Bran Muffin Breakfast Bowls

Bran Muffin Breakfast Bowls

If you haven’t heard by now the word on the street is that breakfast is the most important meal of the day.  For a long, long time I never ate breakfast.  I always found that when I ate early in the morning it would make me tired.  I have learned though that if you have a light breakfast it really does give you energy and helps your metabolism to zip a long all day.

Bran muffins can either be really, really great, moist and delicious or they can be really, really bad and dry.  These bran muffins are THE BEST bran muffins I have ever had, fact.  They are moist, tender and light.  To balance your breakfast out just a little you can hollow these bran muffins out into bowls and fill them with yogurt and fresh fruit.  These breakfast bowls are a new favorite of mine because you get a well balanced breakfast all in one sitting!

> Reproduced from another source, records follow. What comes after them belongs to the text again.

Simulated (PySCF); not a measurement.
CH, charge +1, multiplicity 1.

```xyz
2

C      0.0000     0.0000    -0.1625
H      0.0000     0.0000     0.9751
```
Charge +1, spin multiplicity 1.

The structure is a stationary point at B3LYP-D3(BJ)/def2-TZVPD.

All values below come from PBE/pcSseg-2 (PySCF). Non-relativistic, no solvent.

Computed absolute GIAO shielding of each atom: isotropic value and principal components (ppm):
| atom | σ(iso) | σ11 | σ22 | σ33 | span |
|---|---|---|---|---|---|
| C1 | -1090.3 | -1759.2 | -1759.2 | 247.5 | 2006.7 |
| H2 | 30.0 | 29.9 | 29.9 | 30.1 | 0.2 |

Bran Muffin Breakfast Bowls

Ingredients

1 1/2 cups bran

1/3 cup boiling water

1/2 cup butter, softened

1 cup light brown sugar

2 tablespoons molasses

2 large eggs

1 1/4 cup whole-wheat flour

3/4 cup all-purpose flour

2 teaspoons baking soda

1 teaspoon baking powder

1 teaspoon ground cinnamon

1 1/4 cup buttermilk

Topping

1 cup Greek style plain yogurt

3/4 cup fresh fruit

Honey, for drizzling

To Prepare the Bran Muffins

Preheat the oven to 375 F and grease a standard muffin pan with non-stick cooking spray.

In a heatproof bowl, mix together the bran and boiling water.  Set aside to cool to room temperature.

In the bowl of an electric mixer, cream the butter and sugar until fluffy and smooth.

Mix in the molasses; then add the eggs, one at a time, beating well after each addition.

Beat the bran mixture into the egg mixture until combined.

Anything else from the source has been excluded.